Differentiation of scientific and religious identity as a part of academic socialization into the Study of religions and its consequences for a personal life. A case study of students of the Study of religions

Socialization of students in the subworld of academic study of religions lies in the acceptation of specific roles which are internalized via common academic practices. During their studies, students learn how to act and think as social scholars. The necessity of separation of scientific work from one’s own religious belief is related to this process (at least in the secular university education system). In my contribution I am going to show that the mentioned differentiation leads to the split of religious and scientific identities on the micro level of human minds and behaviour. The split of these two identities is subsequently projected not only into academic practice but also into a personal life, which is affected by this socialization. The contribution focuses on students of the Study of religions as a sample in which this process can be observed in the beginning when this split is formed and is still not stable and settled.

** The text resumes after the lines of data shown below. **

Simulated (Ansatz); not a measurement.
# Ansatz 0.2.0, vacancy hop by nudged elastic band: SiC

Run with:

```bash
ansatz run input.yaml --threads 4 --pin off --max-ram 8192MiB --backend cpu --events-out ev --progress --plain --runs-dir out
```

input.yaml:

Monica Miller, Christopher Driscoll

Identity as Method, or Method as Identity?: The Contemporary Battle over Method in the North American Academic Study of Religion

What Jean-Francois Bayart has referred to as the “battle for identity”—that we acknowledge identities as culturally constructed but that they remain as politically potent as ever—has become a defining trend in the NA study of religion. One of these “identities” belongs to scholars of religion that maintain some form of confessionality and allow their methods to be shaped by assumptions held and claims made by the adherents they study. Another “identity” belongs to those labeled “critical” scholars who deconstruct and abhor reliance on self-evident claims. This “critical scholar” attempts to apply a single methodology applicable across all domains of inquiry. This paper outlines features of this “battle” waged between academic “identities” as a new iteration of a long-standing struggle between historicizing and transhistoricizing, understanding both as “operational acts of identification,” and characterizes this “battle” as a question of our method as an identity, or our identities as methods.

Neil George

Capitalizing Science and Religion: The Rhetoric of the Status Quo and the Creation of a Late-Nineteenth-Century Trope

Despite the taken-for-granted legitimacy conferred upon inquires into the relationship between science and religion, such questions lack inherent meaning. Suggesting that talk about science and religion is historically recent and culturally specific, I investigate why such language ever became popular and trace some of the shifts in sociocultural capital interconnected with the popularization of this novel discourse. Although frequently conceptualized as a boiling over of tensions between science and religion dating back at least as far as Galileo, such histories are both revisionist and prescriptive. The increased usage of the language of science and religion in the late nineteenth century, its period of popularization, was a uniquely Victorian contribution to discourse, born out of contemporary sociopolitical concerns. In doing so, a rhetoric of the status quo was constructed that allowed any behaviors not deemed agreeable within the context of a modern capitalist nation state to be censured.

Donald Wiebe

An Old Methodenstreit Made New: Advancing a "Science-Lite" Study of Religion

The "conflict of method" I have in mind is that between the ancient Greek cosmologists who sought knowledge for the sake of knowledge alone in a critically rational and empirical way and the Socratic-Platonic objective of achieving knowledge of the "Good" by way of "right reason." The conflict was renewed in the nineteenth-century Romantic reaction against religion's subjection to critical rational reflection and empirical study. The twentieth-century conflict between Popper's "critical rationalism" and its rejection by the Frankfurt School and contemporary "critical theorists" in favor of "practical reason" in pursuit of the "Good" expands the conflict in "religious studies" in the context of the modern research university. Substituting the pursuit of the "Good" for the scientific quest for knowledge about religion, I will argue here, creates, at best, a "science-lite" study of religion if not, indeed, a pseudo-science of religion.